Progress Will Span All of 2005

 

Breadcrumbs

Main Content

Progress Will Span All of 2005

Image of Professor Paul Thomas, Vice-Chancellor

1 January 2005

Has a year ever disappeared so quickly? It must for me, I suspect, be the volume and pace of changes at the University. The foundations have been put in place this year for 2005 and 2006 to be even more expansive and fast-moving than this year.

The biggest contributor to change this year has been the new funding formula as well as student growth for the years ahead - the largest for any single university campus in Australia. That extra money will mean we can invest in making the University even more appealing, in a range of ways.

We have a new strategic plan to more directly gauge our annual performance, we have had reviews of international business and the Business Faculty. We have completed Stage V (A$16 million) and have begun several other buildings for Stage VI (A$25 million).

The community has made a new Art Gallery a reality (A$0.5 million). The staff have grown to over 700 on the payroll and it remains the best qualified staff of any Queensland University and fifth in Australia.

Recommendations on new Council structures have been provided to the State Government.

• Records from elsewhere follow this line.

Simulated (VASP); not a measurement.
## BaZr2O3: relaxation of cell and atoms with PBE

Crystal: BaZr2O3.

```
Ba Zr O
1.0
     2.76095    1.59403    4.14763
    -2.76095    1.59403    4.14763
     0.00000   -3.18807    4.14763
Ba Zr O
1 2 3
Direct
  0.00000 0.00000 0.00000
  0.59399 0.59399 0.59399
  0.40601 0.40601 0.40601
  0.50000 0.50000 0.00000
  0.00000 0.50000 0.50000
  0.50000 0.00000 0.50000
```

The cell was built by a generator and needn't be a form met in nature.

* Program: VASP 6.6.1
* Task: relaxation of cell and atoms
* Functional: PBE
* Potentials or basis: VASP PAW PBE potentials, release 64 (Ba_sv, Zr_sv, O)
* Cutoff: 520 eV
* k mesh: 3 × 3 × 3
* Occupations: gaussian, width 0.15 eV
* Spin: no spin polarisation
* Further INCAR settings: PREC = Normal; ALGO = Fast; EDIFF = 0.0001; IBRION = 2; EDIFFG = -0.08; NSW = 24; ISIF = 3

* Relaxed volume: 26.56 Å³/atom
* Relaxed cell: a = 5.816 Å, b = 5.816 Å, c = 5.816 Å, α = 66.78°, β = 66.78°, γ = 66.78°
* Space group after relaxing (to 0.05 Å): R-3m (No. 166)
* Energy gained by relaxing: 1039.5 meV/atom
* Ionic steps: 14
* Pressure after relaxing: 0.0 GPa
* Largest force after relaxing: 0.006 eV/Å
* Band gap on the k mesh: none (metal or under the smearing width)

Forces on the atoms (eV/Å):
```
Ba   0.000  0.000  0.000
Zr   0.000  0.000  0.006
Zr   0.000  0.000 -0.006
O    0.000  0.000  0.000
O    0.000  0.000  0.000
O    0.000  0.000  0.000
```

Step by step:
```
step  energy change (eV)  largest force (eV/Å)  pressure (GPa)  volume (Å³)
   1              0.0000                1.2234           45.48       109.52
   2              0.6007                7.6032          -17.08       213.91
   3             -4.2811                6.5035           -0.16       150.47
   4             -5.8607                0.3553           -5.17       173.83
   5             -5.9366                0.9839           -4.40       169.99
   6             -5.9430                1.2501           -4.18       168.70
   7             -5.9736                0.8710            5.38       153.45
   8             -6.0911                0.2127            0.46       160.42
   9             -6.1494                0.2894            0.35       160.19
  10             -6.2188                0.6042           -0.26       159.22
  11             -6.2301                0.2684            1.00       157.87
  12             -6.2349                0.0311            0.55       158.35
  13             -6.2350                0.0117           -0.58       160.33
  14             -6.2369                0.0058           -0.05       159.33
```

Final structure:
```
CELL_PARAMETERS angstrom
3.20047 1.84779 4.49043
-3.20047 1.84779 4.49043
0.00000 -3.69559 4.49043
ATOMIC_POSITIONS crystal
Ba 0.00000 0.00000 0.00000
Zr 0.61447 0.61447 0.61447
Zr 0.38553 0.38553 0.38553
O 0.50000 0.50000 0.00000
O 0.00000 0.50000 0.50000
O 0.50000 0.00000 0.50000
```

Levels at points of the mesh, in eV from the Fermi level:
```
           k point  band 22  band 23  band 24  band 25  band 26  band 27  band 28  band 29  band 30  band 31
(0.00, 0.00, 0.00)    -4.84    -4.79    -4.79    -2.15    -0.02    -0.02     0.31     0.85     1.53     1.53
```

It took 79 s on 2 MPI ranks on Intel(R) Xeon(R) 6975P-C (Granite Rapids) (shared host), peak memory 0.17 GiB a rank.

Restructuring the Chancellery has been completed and new appointments made including a new Pro Vice-Chancellor position to be occupied by Professor Robert Elliot, who has been the foundation Dean of the Faculty of Arts and Social Sciences.

We are working even more closely with Maroochy Shire Council, SunROC and the State Government, and developments in the emerging Sippy Downs community are the principal but not sole focus for the cooperation.

We have forged new links with Education Queensland and a world-class set of partnership activities is emerging as quickly as the productive outcomes emerged from the Australian Incubator of the Year.

Next year, building on these foundations, there are going to be important new developments linking CSIT and the University throughout the region.

There are new or expanded discipline areas added to the University's offerings, and in direct response to student demands and needs.

Whilst there is a sectoral nervousness and downturn in university application rates, we are faring better than most universities. Education, nursing, regional planning are a few of the new or expanded areas that are attracting students.

There will be other infrastructure that will be completed next year that will make the campus more complex physically, and socially, and academically there will also be more support for students who find the transition to university life fairly difficult. Continuing study, but having many more freedoms, can sometimes be a balancing act. It's a balance that can sometimes be helped directly and we intend to pay more attention to it.

With the new Pro Vice-Chancellor position there will be a lot more happening in planning our future international engagements, which is essential at a time when the international market is not as buoyant as it was even a year ago. And many places in Asia, for example Singapore, are gearing up to take more international students and are 'nearer home' for Asian students.

So 2005 is shaping up to be our busiest and biggest year to date. We shall not only be active at Sippy Downs, but increasingly also within the region and internationally.

The reputation of the University is now growing rapidly and is becoming a major asset to the Coast. The more support we obtain the more we shall be able to return by way of educational, economic and social benefits.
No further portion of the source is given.